The cleanup process comes along and reads all the 'Executing' jobs in TRANSACTION_SYS_LOCAL_TAB and compares their (SID, SERIAL#) values to those in V$SESSION. If it finds an 'Executing' job that doesn’t have a session, it flips TRANSACTION_SYS_LOCAL_TAB.STATE from 'Executing' to 'Error'.

 

This is a sensible cleanup to do. An 'Executing' job consumes a slot in your background job queue, and if every slot gets filled by an orphan, no jobs can run.

 

 

Side note 1:

If you’re running RAC, I’m oversimplifying. If you are, you’ll want to replace V$SESSION with GV$SESSION. If you don’t know whether you are, you probably aren’t.

 

Side note 2:

Moving from 'Executing' to 'Error' isn’t always sensible in my opinion. When we restart the database, we expect jobs like MRP to start over instead of getting dropped from the queue. That’s why we have this Oracle trigger to put old running jobs back on the queue:

 

CREATE OR REPLACE TRIGGER c_restart_bgjobs_trg
AFTER STARTUP ON DATABASE
BEGIN
UPDATE ifsapp.transaction_sys_local_tab t
SET t.state = 'Posted',
t.posted = SYSDATE,
t.executed = NULL,
t.error_text = NULL,
t.progress_info = NULL,
t.process_id = NULL,
t.started = NULL,
t.sid = NULL,
t.serial# = NULL,
t.inst_id = NULL,
t.exclude_cleanup = 'FALSE',
t.long_op_id = NULL,
t.slno = NULL,
t.so_far = NULL,
t.total_work = NULL
WHERE t.id IN (
SELECT t_.id
FROM transaction_sys_local_tab t_
LEFT JOIN gv$session s_
ON s_.sid = t_.sid
AND s_.serial# = t_.serial#
AND s_.inst_id = NVL(t_.inst_id, 1)
LEFT JOIN user_scheduler_running_jobs j_
ON batch_sys.get_job_id_(j_.job_name) = t_.process_id
WHERE t_.state = 'Executing'
AND t_.queue_id IS NOT NULL
AND (t_.procedure_name NOT LIKE 'Transaction_SYS.Process_All_Pending__%' AND s_.sid IS NULL
OR (t_.process_id IS NOT NULL AND j_.job_name IS NULL)
OR (t_.process_id IS NULL AND (s_.status = 'INACTIVE' OR s_.action <> 'executeDeferredJob'))));
COMMIT;
transaction_sys.cleanup_executing__;
COMMIT;
EXCEPTION WHEN OTHERS THEN
NULL;
END c_restart_bgjobs_trg;

 

Userlevel 7
Badge +18

To troubleshoot this issue, I recommend you sprinkle your C_REGISTER_DIRECT_DEL_UTIL_API code with log writes to see where it’s dying.

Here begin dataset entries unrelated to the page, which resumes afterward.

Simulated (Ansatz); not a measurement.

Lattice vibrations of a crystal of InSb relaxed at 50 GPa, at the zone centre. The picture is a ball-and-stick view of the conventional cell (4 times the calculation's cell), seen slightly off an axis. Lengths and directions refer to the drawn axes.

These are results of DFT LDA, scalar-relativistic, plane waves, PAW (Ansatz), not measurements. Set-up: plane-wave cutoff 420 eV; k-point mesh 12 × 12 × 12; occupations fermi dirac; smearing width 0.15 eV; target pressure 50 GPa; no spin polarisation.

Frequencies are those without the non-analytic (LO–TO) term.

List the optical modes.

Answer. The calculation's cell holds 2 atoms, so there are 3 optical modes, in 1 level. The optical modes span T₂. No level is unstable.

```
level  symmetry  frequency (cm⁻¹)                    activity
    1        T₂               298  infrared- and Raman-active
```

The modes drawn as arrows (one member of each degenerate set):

transaction_sys.log_status_info('We made it to step 1', 'INFO');
transaction_sys.log_status_info('var1_ = ' || var1_, 'INFO');
transaction_sys.log_status_info('We made it to step 2', 'INFO');

(As a best practice, you’d make these messages meaningful enough to be useful to a future developer.)

Unlike SET_STATUS_INFO, LOG_STATUS_INFO runs as an autonomous transaction and will commit even if the session later dies.

Userlevel 4
Badge +8

Thanks everyone for your feedback and suggestions!

I tried increasing the frequency of the light cleanup job in one of our DEV environments to every two minutes and ran through the process that kicks off the job that keeps getting killed and had no luck. For now we’re going to move the Light Cleanup job to once and hour and see what happens. If the job keeps getting killed we’re going to take @durette ‘s suggestion and sprinkle our code for that API with some log writes to see if we can figure out what’s going on. 

Userlevel 5
Badge +10

Is there a way of automatically excluding a job from the light clean up. We have a job that takes about 90 mins to run. I would rather this job be excluded than have to change the frequency of the clean up. 

We have a couple of IAL’s so would rather not affect their performance.

 

Thansk,

 

Matthew